WHEN boffins looked to the stars from the banks of the Gareloch at Rhu during World War Two, were they envisaging that one day they would be pioneering rocket and supersonic air travel?
Experts including Harry Garner, John Allen, James Hamilton, Ronald Andrew Shaw and Robert Hugh Francis all served at RAF Helensburgh, the Marine Aircraft Experimental Establishment in and around Rhu - and all went on to even greater things.
Retired Merseyside newspaper editor Robin Bird, author of two books about MAEE where his father Bob was a photographer, tells me that their post-war aviation achievements included Concorde supersonic aircraft, space shuttle rockets, hovercraft and atomic bombs.
They were also the authors of scientific papers on these subjects, while forecasting travel to the stars.
The first principal scientific officer at RAF Helensburgh was Mr Garner, who was formerly in that role at MAEE’s previous base at Felixstowe.
He was in charge of research carried out at Rhu, and his legacy was the construction of the Glen Fruin hydro-ballistic water tank for testing bombs and firing projectiles.
The Glen Fruin water tank whet the appetites of the boffins to know more about jet and rockets travel.
After the war Mr Garner was chief scientist for the Ministry of Supply, with responsibility for aerodynamic research.
His continued career in aviation resulted in him being named in the King’s Honours list of 1948 and being knighted in 1951.
This was in no small way due to his wartime services at Helensburgh, where it was said Garner brought expert knowledge, such as few people possessed, to solving the many problems and difficulties presented by flying boats.
Sir Harry was also interested in space flight and forecast space travel to the moon 20 years before it happened, and he worked with Sir Bernard Lovell on the Jodrell Bank telescope.
Yet it is not for these aviation achievements that Sir Harry is mostly remembered. He collected Japanese and Chinese works of art, and he wrote several reports and gave lectures on the subject — becoming a world expert.
In retirement his writings were no longer black and white reports for Government departments, they concerned blue and white Chinese porcelain. In 1954 Sir Harry identified two vases to be the only known 14th century blue and white Chinese vases.
By 1943 Mr Francis and Mr Shaw had succeeded Mr Garner as the workload at Helensburgh increased, including aircraft research and testing weapons, air sea rescue equipment, and the use of the base for top secret missions.
In June of that year the 150 ft long, 30 ft wide and 40 ft deep water tank at Glen Fruin came into use.
Mr Francis, at the age of 35, was a young man for such a senior role. He conducted much research at Glen Fruin and took the initial steps which led to the world’s first jet seaplane fighter — flying models of which were tested on the Gareloch.
Returning to Felixstowe at the end of the war Mr Francis saw the project through to witness the first flight of the Saunders-Roe A1 jet in July 1947.

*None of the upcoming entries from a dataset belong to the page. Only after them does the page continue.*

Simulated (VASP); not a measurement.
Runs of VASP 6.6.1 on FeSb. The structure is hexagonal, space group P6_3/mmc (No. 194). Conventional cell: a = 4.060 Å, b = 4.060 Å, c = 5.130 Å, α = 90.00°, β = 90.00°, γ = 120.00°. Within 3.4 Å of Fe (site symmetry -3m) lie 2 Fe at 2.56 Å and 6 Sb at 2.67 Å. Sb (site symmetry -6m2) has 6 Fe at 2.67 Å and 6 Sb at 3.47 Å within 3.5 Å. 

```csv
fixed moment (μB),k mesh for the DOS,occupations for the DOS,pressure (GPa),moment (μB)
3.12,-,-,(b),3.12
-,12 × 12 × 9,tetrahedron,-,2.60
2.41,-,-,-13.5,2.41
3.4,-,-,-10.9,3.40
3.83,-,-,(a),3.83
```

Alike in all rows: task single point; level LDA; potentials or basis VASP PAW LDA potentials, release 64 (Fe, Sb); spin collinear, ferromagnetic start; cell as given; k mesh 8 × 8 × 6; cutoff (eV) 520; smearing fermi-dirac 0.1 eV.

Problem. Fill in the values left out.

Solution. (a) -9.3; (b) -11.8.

In the late 1950s and early 60s Mr Francis also played a significant role in the development of Blue Streak, Britain’s rocket propelled nuclear armed missile.
Mr Shaw was born in Liverpool in 1910 and gained a 1st class honours degree at Cambridge, then was an apprentice at the Royal Aircraft Establishment at Farnborough.
He moved on to Felixstowe and then Helensburgh, where he was responsible for a major review of its armament work. At Glen Fruin he conducted trials and wrote reports on the underwater trajectory of bombs and rockets.
He also experimented with hover jets fitted to flying boats to give a down force on lift off.
After the war as assistant director of the Ministry of Supply he was responsible for aerodynamic research.
In this capacity he took under his wing the inventor of the hovercraft, Christopher Cockerell, and he encouraged the Government and the Isle of Wight-based aero and marine engineering company Saunders-Roe to build the world’s first hovercraft, the SRN1.
John Allen was one of the younger talented scientists at Helensburgh, still being in his early 20s, after graduating in aeronautical engineering. As an apprentice from Handley Page he went to Felixstowe then Helensburgh.
He was a hands-on scientist and qualified as a pilot on the Auster floatplane prototype at Helensburgh, flying solo at Rhu.
He was the only Ministry of Aircraft Production scientist to qualify on both land and sea planes.
When MAEE returned to Felixstowe his hard work at Helensburgh resulted in Allen being appointed head of the technical department.
As Professor Allen he became eminent in aeronautics during the post war years. He supervised the ballistic and aircraft integration of the Blue Danube, Britain’s first atomic bomb.
From the 1960s he was deputy director of Avro for the development of the hydrogen bomb.
At Hawker Siddeley he was involved in the development of the Harrier and Hawk aircraft, the latter flown by the Red Arrows, and throughout his post war career Professor Allen showed an interest in rockets and space travel.
James Arnot Hamilton went to Helensburgh straight from university, and although just turned 20 years-old he showed a talent for aircraft design and was in charge of the Supermarine Spitfire floatplane.
He survived an aeroplane crash which claimed the life of his friend and colleague Graham White.
In an interview with Robin Bird in 2010, shortly before his death in 2012, Sir James recalled his time and work at Helensburgh, including assessing the effects of jet propulsion on seaplane design.
When he arrived at Helensburgh he found lodgings at a charming bungalow on the outskirts of the town run by Mrs Rosser.
He told Robin: “Mrs R was English and initially had little regard for Scots, but we later got on well and she made my stay pleasant and comfortable.”
When MAEE returned to Felixstowe Mr Hamilton was promoted to head of flying research, and later senior appointments included in 1948 becoming head of projects of the Royal Aircraft Establishment.
As director for the Anglo-French Concorde project he helped hone the shape of the supersonic airline and its delta wing, for which he received a knighthood.
Sir James had senior appointments with the Government before retirement in 1983. He then produced in 2003, with co-author John Allen, a report on the MAEE contribution to seaplane research.
They looked to the future of aviation and predicted the growth of civil aviation in the wake of the decline of the flying boat.
Helensburgh is rightly proud of John Logie Baird inventor of the television, but Robin suggests that the town can also be proud of the achievements of Garner, Allen, Hamilton, Shaw and Francis.